New Work

This is Roberta Booth’s third show here, and it finds her at full strength. The first, in 1996, was retrospective. The second, two years ago, was of ‘recent paintings’. This one is of new work, and seems to me to mark a sort of climax. She might well still say, like the song of a few years ago, ‘The only way is up’. That is certainly the spirit of her art: in meaning and in manner it is positive. But her art stands high and confronts us vigorously.

These paintings are amazingly generous. Large or small, they are full of incident: forms, patterns, colours, textures, usually arranged in what we read as a shallow space so that all this visual material comes at us, like a present or a well-filled plate, and all we need to do is receive and enjoy what is there. The largest painting is on four canvases and nearly fifteen feet wide, and connects with the largest picture in the 1998 show, In the Garden of the Beloved, Marrakesh, a mere five-and-a-half feet across. (The 1996 show was dominated by Earth Work II, more than eleven feet wide.) Large paintings speak of courage and commitment: they take time, are expensive to make and difficult to manage in a modest studio. It will be exciting to see it properly displayed. In That Same Garden has Moroccan mountains in the background, and a fountain and a gateway that are memories of Marrakesh. The four canvases make one continuous painting, which I read as a wonderland in which we see the artist wandering and a lot of the things and events, perhaps real, perhaps imagined (another reality) she encountered in her travels as well as in her life since.
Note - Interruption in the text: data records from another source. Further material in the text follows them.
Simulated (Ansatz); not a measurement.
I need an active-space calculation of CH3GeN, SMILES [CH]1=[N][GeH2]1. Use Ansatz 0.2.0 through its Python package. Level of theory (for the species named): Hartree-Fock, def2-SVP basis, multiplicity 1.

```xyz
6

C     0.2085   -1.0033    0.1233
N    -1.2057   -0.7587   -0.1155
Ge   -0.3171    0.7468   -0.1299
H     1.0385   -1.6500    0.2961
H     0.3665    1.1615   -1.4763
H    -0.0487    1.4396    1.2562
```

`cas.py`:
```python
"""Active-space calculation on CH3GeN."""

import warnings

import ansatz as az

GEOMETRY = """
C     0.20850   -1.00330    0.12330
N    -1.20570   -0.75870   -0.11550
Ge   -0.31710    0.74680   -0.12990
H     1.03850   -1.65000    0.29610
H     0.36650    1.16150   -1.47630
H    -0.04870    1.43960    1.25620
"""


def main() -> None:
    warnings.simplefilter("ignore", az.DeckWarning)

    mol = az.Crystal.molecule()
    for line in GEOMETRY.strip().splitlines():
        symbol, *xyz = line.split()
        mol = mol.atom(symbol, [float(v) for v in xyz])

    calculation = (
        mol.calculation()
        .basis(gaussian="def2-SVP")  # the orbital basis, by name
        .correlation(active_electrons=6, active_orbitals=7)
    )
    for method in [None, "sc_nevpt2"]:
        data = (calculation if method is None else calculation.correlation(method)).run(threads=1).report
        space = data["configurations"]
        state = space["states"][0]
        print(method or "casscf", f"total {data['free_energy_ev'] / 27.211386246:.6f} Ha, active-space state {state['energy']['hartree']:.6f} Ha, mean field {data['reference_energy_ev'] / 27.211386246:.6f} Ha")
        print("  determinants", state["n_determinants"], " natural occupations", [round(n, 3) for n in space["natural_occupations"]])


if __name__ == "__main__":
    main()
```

Having known her work for a few years, I can spell it out for newcomers, to a degree. Much is obvious: leaves, flowers and other plants, trees, pebbles, streams, a bridge, a watering can and other objects, including a trumpet of sorts that sends out red notes like grapeshot, a flute, another sort or trumpet in the middle, chimes hanging from the main tree, and so on. I can tell you more: that spreading skirt-like shape in each canvas, and the blond shapes floating above each of them, is the artist, but also her sister, and perhaps you. In the fourth canvas, on the right, a pair of trousers strides along – it could be you or me – and there’s another skirt and hair-shape. Once we see people we can also see hands and feet, and join them to explore this burgeoning work of nature and of mankind. It truly does portray a wonderland, a near-wilderness full of marvels and vitality, and if there is a serpent in it, like in the Garden of Eden, it is a jolly serpent, spotted and striped and offering no immediate threat. In the same panel, on the right, we see two alert brushes, with red and pink on them, and they belong to an area of the picture that seems to speak of light and of excitement in abstract terms.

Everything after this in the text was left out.